This was an assignment problem and my answer turned out to be correct but I want to know if my concepts are accurate or if I got lucky since this was an MCQ. This question has been asked here and answered using homomorphism theorems but the professor hasn't covered it and I can't understand homomorphism theorems with respect to quotient rings.
For which ideal does the quotient ring become a non-trivial ring?
Options are $(1),(x),(x^2),(x+1)$
The ring consists of $1+(x^3+1), x+(x^3+1),x^2+(x^3+1), 1+x+ (x^3+1), 1+x^2+(x^3+1), x+x^2+(x^3+1),1+x+x^2+(x^3+1), (x^3+1) $
Now I've to consider the quotient ring of this ring with respect to other ideals.
The elements of the new quotient ring will be of the form $r+I$ where $I$ is the ideal we are considering. For $(1)$, it's trivial to see all elements are the same.
For $(x), (x^3+1)/(x)\equiv 1+(x^3+1)+(x)\equiv 1+(x)$ and all elements of $\mathbb{Z}_2[x]/(x^3+1)/(x)$ become equal to $1+(x)$.
Not really sure what I'm doing here but it's something similar to congruence. The only problem is I'm finding congruence class of a congruence class
For $(x^2), (x^3+1)/(x^2) \equiv 1+(x^2)$ and $1+(x^3+1)/(x^2)$ become equal to $1 + (x^2), x+(x^3+1)/(x^2)$ becomes equal to $x+x^4 - x^4+(x^3+1)/(x^2) \equiv -x^4 + (x^3+1)/(x^2) \equiv 1 + (x^2),x^2+(x^3+1)/(x^2) $ becomes equal to $1+(x^2+1), 1+x+ (x^3+1)/(x^2)$ becomes equal to $1+(x^2)$, so on and so forth.
I'm not sure about this though. Can someone check if this is correct?

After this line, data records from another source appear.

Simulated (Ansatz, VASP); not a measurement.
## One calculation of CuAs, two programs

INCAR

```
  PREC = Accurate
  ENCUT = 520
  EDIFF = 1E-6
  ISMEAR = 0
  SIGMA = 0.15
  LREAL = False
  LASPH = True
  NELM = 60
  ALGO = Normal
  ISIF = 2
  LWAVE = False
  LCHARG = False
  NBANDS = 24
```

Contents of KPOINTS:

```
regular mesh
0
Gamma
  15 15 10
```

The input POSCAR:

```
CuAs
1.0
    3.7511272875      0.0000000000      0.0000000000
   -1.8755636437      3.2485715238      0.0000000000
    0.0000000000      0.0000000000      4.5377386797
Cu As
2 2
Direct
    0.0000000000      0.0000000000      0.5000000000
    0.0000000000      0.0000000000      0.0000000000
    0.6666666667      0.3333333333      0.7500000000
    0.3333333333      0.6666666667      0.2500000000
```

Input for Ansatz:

Your computations make no sense to me so instead of commenting them, let us start from the beginning. Your ring is already a quotient ring, $A=$$\mathbb Z_2$$[x]/(x^3+1)$ and you want to re-quotient it by $I=(P)$ with $P=1,x,x^2$ or $x+1$ (more precisely, since $I$ is an ideal of $\mathbb Z_2[x]$, by its image in $A$, but this abuse of notation is usual).
$A/I=\mathbb Z_2[x]/(x^3+1,P)$ (intuitively, this means that in your new quotient, not only $x^3+1$ will be identified to $0$, but also $P$ will), so you have to compute the ideal $(x^3+1,P)$ of $\mathbb Z_2[x]$ generated by the two polynomials $x^3+1$ and $P$. For this, you may use the following tool (for any polynomials $Q$ and $R$):$$(PQ+R,P)=(R,P).$$
$\mathbb Z_2[x]/(1)$ is the trivial (null) ring.